'Paradise Now' Director Gets 'Sympathy for Mr. Vengeance' Remake
After making a festival run at Cannes, Telluride, Toronto and more, director Hany Abu-Assad made some impressive indie waves with his Golden Globe-winning film Paradise Now, about two childhood friends who are recruited for a suicide bombing in Tel Aviv. Now The Wrap has learned that the filmmaker is stepping up to the plate with the remake of Sympathy for Mr. Vengeance, the English-language adaptation of Park Chan-Wook's South Korean film of the same name. The original story follows a deaf-mute man whose attempt to pay for his sister’s kidney transplant spawns a series of violent and deadly encounters. Read on!

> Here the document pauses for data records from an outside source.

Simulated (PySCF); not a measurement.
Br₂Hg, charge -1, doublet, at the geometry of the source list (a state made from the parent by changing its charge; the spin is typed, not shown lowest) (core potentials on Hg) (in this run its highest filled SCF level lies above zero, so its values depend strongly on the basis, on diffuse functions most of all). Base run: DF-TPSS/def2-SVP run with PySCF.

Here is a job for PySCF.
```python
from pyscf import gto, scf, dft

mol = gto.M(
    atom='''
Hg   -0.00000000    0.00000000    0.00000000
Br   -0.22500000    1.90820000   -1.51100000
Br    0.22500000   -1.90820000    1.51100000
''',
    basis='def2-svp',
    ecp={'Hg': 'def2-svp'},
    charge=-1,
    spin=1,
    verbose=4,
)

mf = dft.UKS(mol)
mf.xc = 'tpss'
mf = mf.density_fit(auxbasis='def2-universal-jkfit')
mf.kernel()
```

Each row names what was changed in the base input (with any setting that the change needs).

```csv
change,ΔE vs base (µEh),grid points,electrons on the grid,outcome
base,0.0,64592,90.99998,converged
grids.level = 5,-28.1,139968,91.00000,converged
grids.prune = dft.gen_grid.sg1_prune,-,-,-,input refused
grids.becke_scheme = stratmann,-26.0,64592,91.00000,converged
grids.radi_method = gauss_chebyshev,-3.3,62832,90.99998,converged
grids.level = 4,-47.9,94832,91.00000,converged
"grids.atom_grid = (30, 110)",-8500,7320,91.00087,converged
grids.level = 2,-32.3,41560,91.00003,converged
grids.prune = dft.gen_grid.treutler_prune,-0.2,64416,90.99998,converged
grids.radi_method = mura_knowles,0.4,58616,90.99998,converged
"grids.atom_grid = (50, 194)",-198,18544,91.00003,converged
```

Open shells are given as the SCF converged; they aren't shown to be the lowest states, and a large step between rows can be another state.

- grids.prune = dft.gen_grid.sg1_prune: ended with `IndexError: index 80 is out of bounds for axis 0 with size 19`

The film comes from Broken City writer Brian Tucker, and with Abu-Assad on board, some on-screen talent still needs to be rounded up. Transformers and G.I. Joe franchise director Lorenzo di Bonaventura are producing the film which will stand independent of the remakes of the other two films in Chan-Wook's Vengeance Trilogy, which are Oldboy from director Spike Lee coming later this year, and Sympathy for Lady Vengeance which has William Monahan scripting for star and producer Charlize Theron. We're certainly excited to see what Abu-Assad can do with this material. How about you?